Work was a bit of a daze really. I spent the first hour in the workroom on ‘light duties’ thanks to my delicate state and my indulgent and amused colleagues 😆 I spent it looking through A Victorian County History, a reference book which one of my tasks for the coming year is to find out 3 facts I didn’t know before from along with Whittakers Almanac and The National Directory of Associations. I did Whittakers last week so today I was reading all about Sompting from 1066 onwards. Very interesting stuff.

I spent the next hour on the enquiry desk but the only enquiry I fielded was about a local lord from the 1800s and some of his antics. It’s been a local history-tastic morning :).

In the final hour I was on the counter and my colleague J and I were looking at an OED online quiz for library users which had us learning which fruits have been known as ‘bumblekites’ in the past among other things. That was my WWLT fact.

Meanwhile at home Ady and the kids did some gardening and then came to collect me from work at 1pm. Then it was over to Chris and Julie’s for a belated postponed birthday barbecue for Lorna who was 1 last Sunday. On the way over Ady learnt that telescope is also a word refering to the action of something telescopic aswell as the thing you look at the sky through.

We had a lovely afternoon with Chris and Julie. The four older children ran around the garden playing together while Lorna sat in the middle of the lawn just watching it all go on around her 🙂

I helped Julie change the settings on her laptop to keep up with having changed her ISP and struggling to send and recieve emails and then we came home. D and S had some toast and a few pages of Charlie Small before bed. Scarlett fell asleep on my lap almost as soon as she climbed up for a cuddle but Davies took longer as he was busy creating a time machine out of cardboard. I’ve no idea where his stamina levels come from :).

We’ve had pizza for dinner and now as I am falling asleep over my keyboard I need to go and make up some of my sleep deficit!

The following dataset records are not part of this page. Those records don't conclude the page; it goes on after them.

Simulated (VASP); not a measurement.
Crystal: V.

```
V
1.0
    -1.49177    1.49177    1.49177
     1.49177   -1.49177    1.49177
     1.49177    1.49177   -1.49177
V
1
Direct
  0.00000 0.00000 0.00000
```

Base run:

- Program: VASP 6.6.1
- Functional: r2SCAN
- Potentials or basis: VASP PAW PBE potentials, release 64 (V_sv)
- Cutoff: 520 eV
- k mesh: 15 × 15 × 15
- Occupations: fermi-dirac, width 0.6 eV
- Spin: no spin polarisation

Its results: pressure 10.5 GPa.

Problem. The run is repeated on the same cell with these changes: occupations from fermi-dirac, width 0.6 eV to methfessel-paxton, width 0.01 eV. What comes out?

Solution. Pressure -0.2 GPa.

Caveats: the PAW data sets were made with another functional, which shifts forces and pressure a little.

6 replies on “Bee style busy”

  1. Thanks ever so for coming and I think we must say you have to stay every time as it was so nice to be able to relax, for Ady to have a drink and I noticed the kids didn’t flag and demand to go home as they usually do!

    Vishmar was lost without Davis the whole morning!

  2. “The word “telescope” (from the Greek tele = ‘far’ and skopein = ‘to look or see’; teleskopos = ‘far-seeing’) was coined in 1611 by the Greek mathematician Giovanni Demisiani for one of Galileo Galilei’s instruments ” (Wikipaedia)

    We found out on Friday at the RI Galileo show :-).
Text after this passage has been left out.